Therefore we can write

${\displaystyle {\boldsymbol {E}}={\frac {1}{2}}~({\boldsymbol {U}}^{2}-{\boldsymbol {\mathit {1}}})~;~~{\boldsymbol {e}}={\frac {1}{2}}~({\boldsymbol {\mathit {1}}}-{\boldsymbol {V}}^{-2})}$

Hence the spectral decompositions of these strain tensors are

${\displaystyle {\boldsymbol {E}}=\sum _{i=1}^{3}{\frac {1}{2}}(\lambda _{i}^{2}-1)~{\boldsymbol {N}}_{i}\otimes {\boldsymbol {N}}_{i}~;~~\mathbf {e} =\sum _{i=1}^{3}{\frac {1}{2}}\left(1-{\cfrac {1}{\lambda _{i}^{2}}}\right)~\mathbf {n} _{i}\otimes \mathbf {n} _{i}}$

#### Generalized strain measures

We can generalize these strain measures by defining strains as

${\displaystyle {\boldsymbol {E}}^{(n)}={\cfrac {1}{n}}~({\boldsymbol {U}}^{n}-{\boldsymbol {\mathit {1}}})~;~~{\boldsymbol {e}}^{(n)}={\cfrac {1}{n}}~({\boldsymbol {\mathit {1}}}-{\boldsymbol {V}}^{-n})}$

The spectral decomposition is

${\displaystyle {\boldsymbol {E}}^{(n)}=\sum _{i=1}^{3}{\cfrac {1}{n}}(\lambda _{i}^{n}-1)~{\boldsymbol {N}}_{i}\otimes {\boldsymbol {N}}_{i}~;~~\mathbf {e} ^{(n)}=\sum _{i=1}^{3}{\cfrac {1}{n}}\left(1-{\cfrac {1}{\lambda _{i}^{n}}}\right)~\mathbf {n} _{i}\otimes \mathbf {n} _{i}}$

Clearly, the usual Green strains are obtained when ${\displaystyle n=2}$ .

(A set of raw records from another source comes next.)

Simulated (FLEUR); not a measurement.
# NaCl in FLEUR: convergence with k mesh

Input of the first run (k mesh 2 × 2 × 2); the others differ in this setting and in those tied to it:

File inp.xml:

#### Logarithmic strain measure

A strain measure that is commonly used is the logarithmic strain measure. This strain measure is obtained when we have ${\displaystyle n\rightarrow 0}$ . Thus

${\displaystyle {\boldsymbol {E}}^{(0)}=\ln({\boldsymbol {U}})~;~~{\boldsymbol {e}}^{(0)}=\ln({\boldsymbol {V}})}$

The spectral decomposition is

${\displaystyle {\boldsymbol {E}}^{(0)}=\sum _{i=1}^{3}\ln \lambda _{i}~{\boldsymbol {N}}_{i}\otimes {\boldsymbol {N}}_{i}~;~~\mathbf {e} ^{(0)}=\sum _{i=1}^{3}\ln \lambda _{i}~\mathbf {n} _{i}\otimes \mathbf {n} _{i}}$